Tuesday, June 4, 2013

Icon: Emily Wilding Davison

One hundred years ago today, an Oxford-educated governess named Emily Wilding Davison stepped out in front of King George V's horse at the Epsom Derby to draw attention to the cause of the Suffragettes, sustaining injuries that resulted in her death four days later. She had been jailed for Suffrage activism on nine occasions, and force-fed 49 times. On the eve of the 1911 UK census she hid in a cupboard in the Palace of Westminster overnight so that on the census form she could legitimately claim her residence as the "House of Commons". There were no other women rightfully present in the House of Commons until 1919 when the first elected female Member of Parliament, Viscountess Nancy Astor, took her seat. Incidentally, it would be eleven more years before Astor could have voted for herself; while women in the United States could legally vote in 1920, women in Britain were not granted the right to vote until 1928.

Whether you call yourself a feminist or not, we have Davison and her sisters to thank for not only giving women the ability to vote, but to to hold public office, own our own houses, buy our own cars, for making it legal for our paychecks to go into our own bank accounts, to choose whether to "lean in" or "lean out," and to make our own decisions for ourselves.

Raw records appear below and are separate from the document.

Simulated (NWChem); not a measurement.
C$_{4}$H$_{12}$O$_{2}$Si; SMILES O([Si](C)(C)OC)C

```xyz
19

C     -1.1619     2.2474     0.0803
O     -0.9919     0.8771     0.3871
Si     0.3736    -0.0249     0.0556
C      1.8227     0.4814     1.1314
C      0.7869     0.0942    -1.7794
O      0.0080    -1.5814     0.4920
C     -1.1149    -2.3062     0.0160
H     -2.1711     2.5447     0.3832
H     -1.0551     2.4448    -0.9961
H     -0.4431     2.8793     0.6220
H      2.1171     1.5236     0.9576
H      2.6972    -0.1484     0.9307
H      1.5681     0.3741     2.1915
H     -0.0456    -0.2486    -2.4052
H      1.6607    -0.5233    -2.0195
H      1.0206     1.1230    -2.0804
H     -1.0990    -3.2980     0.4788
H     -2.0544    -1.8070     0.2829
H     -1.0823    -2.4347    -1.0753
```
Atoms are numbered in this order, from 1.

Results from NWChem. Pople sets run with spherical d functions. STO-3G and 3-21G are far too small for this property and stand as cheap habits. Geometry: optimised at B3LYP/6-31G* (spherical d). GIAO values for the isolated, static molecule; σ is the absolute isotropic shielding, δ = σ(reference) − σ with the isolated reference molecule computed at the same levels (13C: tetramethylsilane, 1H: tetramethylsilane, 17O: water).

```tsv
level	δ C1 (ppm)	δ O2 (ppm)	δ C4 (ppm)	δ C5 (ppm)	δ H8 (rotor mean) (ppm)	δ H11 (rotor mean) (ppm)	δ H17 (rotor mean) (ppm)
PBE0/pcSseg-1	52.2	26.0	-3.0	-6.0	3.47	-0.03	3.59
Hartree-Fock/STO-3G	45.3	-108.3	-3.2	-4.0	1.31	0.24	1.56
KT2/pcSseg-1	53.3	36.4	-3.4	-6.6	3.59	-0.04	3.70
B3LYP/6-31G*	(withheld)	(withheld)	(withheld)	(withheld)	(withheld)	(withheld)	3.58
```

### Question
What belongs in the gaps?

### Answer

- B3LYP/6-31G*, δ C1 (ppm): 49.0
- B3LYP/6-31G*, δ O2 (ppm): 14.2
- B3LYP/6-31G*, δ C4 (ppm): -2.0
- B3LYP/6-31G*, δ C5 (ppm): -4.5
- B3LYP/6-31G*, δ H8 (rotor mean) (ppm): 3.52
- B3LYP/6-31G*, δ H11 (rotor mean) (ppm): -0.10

So in honor of this brave woman who was willing to give her own life for a cause she believed in, let us ensure her spirit of hope and defiance lives on. Let us not stand idly by while the man squashed next to us on the Tube ogles a Page 3 Girl, let us not ever miss the chance to vote, let us not allow Disney to sexualize its princesses, let us be paid equally and fairly for equal work, let us raise our daughters to be strong and good, let us not keep quiet and not make a fuss when an issue we care about crosses our paths. Let us be active, courageous citizens until all people, regardless of gender, can stand on equal footing. We are bright, proud, amazing women: let us stand tall, shout loudly, and be heard.